After further exchanges, the primary judge concluded that the parties were not in agreement to compromise the s 79 dispute, saying:
[THE PRIMARY JUDGE]: …I can’t do much with this today. Are you saying there’s no agreement to what’s being suggested by [counsel for the respondent]?
[COUNSEL FOR THE APPELLANT]: No. At the present time, there is no agreement, your Honour.
(Transcript 24 February 2025, p.20 lines 7–10)

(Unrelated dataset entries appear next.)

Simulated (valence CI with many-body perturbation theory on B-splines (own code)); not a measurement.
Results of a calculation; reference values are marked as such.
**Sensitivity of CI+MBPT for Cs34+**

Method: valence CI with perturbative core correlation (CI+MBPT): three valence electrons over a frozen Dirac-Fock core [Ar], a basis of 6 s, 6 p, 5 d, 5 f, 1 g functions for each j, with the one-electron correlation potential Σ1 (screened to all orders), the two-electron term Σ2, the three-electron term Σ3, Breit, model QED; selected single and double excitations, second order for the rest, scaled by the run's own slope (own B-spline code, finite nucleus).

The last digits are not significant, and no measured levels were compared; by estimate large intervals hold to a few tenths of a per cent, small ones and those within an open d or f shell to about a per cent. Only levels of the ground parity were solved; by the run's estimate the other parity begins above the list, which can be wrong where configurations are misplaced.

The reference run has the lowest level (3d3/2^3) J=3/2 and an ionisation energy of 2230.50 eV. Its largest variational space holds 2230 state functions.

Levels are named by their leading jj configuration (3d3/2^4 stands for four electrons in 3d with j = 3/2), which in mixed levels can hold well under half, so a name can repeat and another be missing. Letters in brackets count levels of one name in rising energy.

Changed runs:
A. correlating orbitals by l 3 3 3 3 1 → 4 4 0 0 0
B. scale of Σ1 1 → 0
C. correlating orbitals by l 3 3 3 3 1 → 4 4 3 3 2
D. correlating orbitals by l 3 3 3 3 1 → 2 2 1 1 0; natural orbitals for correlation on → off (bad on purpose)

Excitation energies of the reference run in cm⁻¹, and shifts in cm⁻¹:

Notwithstanding, exchanges between counsel and the primary judge continued:
[THE PRIMARY JUDGE]: Well, first of all, I need to know exactly what it is the [appellant] – because - - -
[COUNSEL FOR THE RESPONDENT]: And - - -
[THE PRIMARY JUDGE]: - - - what is reflected in this document by things being crossed out is not what has been reflected to me and what has been - - -
[COUNSEL FOR THE RESPONDENT]: That’s right.
[THE PRIMARY JUDGE]: - - - said from the bar table.
[COUNSEL FOR THE APPELLANT]: Yes.
[COUNSEL FOR THE RESPONDENT]: He said he .....
[COUNSEL FOR THE APPELLANT]: You will probably accept that there’s a level of confusion, perhaps, on my behalf, considering the state of the document in its present form, your Honour.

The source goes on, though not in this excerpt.